The good news for those who must avoid glutinous goods is that now there are options – we’ve listed a bunch of them here – and they’re actually pretty good.
Gluten-free fare began to gain a higher profile in 2014 when some of the products from Chambelland, a dedicated gluten-free bakery that grows and mills its own alternative flours, started showing up in Alain Ducasse’s temples of haute gastronomy. The Michelin-starred chef serves the crusty, flavorful, and incidentally gluten-free rice & buckwheat loaves as one of the first bites at the Plaza Athenée and finishes the meal at Le Meurice with some of their cakes.
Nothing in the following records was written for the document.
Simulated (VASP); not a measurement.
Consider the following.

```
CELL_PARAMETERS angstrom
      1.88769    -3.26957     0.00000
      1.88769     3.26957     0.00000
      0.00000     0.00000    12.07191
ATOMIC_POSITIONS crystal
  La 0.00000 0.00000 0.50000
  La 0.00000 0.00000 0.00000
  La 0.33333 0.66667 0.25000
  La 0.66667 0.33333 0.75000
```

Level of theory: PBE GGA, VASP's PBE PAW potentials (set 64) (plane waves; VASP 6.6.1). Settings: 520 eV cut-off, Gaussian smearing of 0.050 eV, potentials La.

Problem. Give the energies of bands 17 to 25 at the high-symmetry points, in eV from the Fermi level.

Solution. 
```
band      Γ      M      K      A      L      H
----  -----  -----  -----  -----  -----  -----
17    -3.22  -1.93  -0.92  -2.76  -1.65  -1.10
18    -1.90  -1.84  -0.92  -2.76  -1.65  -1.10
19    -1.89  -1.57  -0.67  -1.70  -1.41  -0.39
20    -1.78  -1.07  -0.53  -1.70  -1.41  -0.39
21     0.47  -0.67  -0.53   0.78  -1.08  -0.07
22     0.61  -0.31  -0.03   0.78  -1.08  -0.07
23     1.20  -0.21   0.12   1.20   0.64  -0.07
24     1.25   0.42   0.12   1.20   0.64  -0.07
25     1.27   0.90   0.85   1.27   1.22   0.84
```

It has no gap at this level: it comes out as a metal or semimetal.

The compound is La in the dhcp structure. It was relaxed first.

Chef Daniel Rose of the highly-regarded restaurant Spring and the recently opened La Bourse et La Vie has also adapted to the “necessity” of accommodating dietary restrictions. “We try to offer a French approach to things and offer items that are naturally gluten-free,” he says. Almost every item on the menu at Spring can be made without gluten or is naturally without gluten to begin with, and gluten free toast is on-hand and available. Meanwhile, the entire lunch and dinner menu at La Bourse et La Vie, with the single exception of a tarte au citron for dessert, is “naturally sans gluten so they’re not missing anything.” Diners don’t notice that there’s no gluten in their pot-au-feu or steak frites since those recipes rely on meat, potatoes and vegetables. Other recipes like the fried quail utilize traditional French ingredients like buckwheat flour to add a nice, nutty flavor without gluten.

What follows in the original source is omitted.